Comms player Mitel introduces unified partner programme with increased enablement and a focus on differentiation

A few weeks on since Mitel unveiled plans to roll out a single global partner programme, its channel is preparing for the launch in April.

The comms player picked up Unify in October 2023 and has been operating twin partner programmes while it formulated a scheme to bring them together.

Stuart Aldridge, head of UK, Ireland and South Africa at Mitel, said that the time was right to introduce a programme that would make life easier for partners working across its entire portfolio.

“It’s been one Mitel for some considerable time,” he said. “In that time, we’ve been working with almost a heritage Unify partner programme and a heritage Mitel partner programme – so, two different programmes, two different sets of operational tools, certainly within Mitel, one sales team, one service one, one operational team. The ambition was always there to build a single programme that gave one partner experience, regardless of the heritage relationships or of the portfolio that you sell.

“We could have rushed something in very early on and came up with something early 2024, that just glued together the look and feel of [what already exists], but we’ve built something based on good partner feedback and customer feedback – something we think customers want to see more from their partners,” he added.

From April, a single global programme will be available with support built around encouraging the delivery of Mitel’s strategic objectives.

“We want to align reward our partners based on our strategy and the partner investment,” said Aldridge. “We clearly, like every other vendor, incentivise based on performance and business momentum, but we’re also targeting partner differentiation. We really want partners to stand out from the crowd, and that’s to inject some new ways to work, promote and motivate new ways to work with their end users, their customers.”

Aldridge added that Mitel is encouraging its partners to move beyond the transaction relationships of simply selling licenses so they can instead deliver long-term valued relationships.

“We’ve got rewards and incentives in the programme that really highlight and promote strong retention and highlight the need for layering on top,” he said. “Customers don’t want to rip and replace, they want long-term value, and they would prefer to see innovation layered on top of what they have.

“We still want growth in terms of Mitel, but we want that through innovation frontline tools, and we’re truly putting in place some better enablement programmes for the partners,” he added.

The enablement tools and emphasis on making partner more competitive includes a focus on encouraging a consultative approach to customers to support Mitel’s vertical market push.

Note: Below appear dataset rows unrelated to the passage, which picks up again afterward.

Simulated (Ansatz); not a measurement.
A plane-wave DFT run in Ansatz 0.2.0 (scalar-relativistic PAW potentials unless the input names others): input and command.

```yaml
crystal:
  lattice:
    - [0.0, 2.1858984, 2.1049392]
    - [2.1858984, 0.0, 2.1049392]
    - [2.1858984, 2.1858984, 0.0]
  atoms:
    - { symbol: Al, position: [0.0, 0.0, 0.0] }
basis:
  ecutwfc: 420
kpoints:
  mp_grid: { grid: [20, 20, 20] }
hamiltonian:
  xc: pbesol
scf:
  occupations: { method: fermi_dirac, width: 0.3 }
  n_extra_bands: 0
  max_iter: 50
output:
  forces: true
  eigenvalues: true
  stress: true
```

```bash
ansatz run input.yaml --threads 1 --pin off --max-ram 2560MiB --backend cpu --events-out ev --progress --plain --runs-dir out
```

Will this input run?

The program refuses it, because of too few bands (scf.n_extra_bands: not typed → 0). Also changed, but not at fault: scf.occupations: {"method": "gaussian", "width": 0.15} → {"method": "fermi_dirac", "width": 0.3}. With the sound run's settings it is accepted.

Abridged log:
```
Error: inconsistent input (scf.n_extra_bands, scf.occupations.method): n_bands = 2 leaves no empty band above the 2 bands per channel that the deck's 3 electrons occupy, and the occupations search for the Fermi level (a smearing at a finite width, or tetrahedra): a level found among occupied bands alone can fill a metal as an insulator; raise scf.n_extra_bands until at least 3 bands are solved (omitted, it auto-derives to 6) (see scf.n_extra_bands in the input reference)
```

“[The consultative approach is] one thing that we are introducing to the vertical specialisms. I’m a massive advocate of it and I push my teams incredibly hard to be vertical experts. It means I have health care expertise, government expertise, defence expertise, transport expertise – which all helps the partners,” he added. “Over the next 12 months, if you’re a partner who focuses on those verticals that you’re very strong at, and you build your portfolio around those verticals, that will be the answer to success for channel partners going forward.”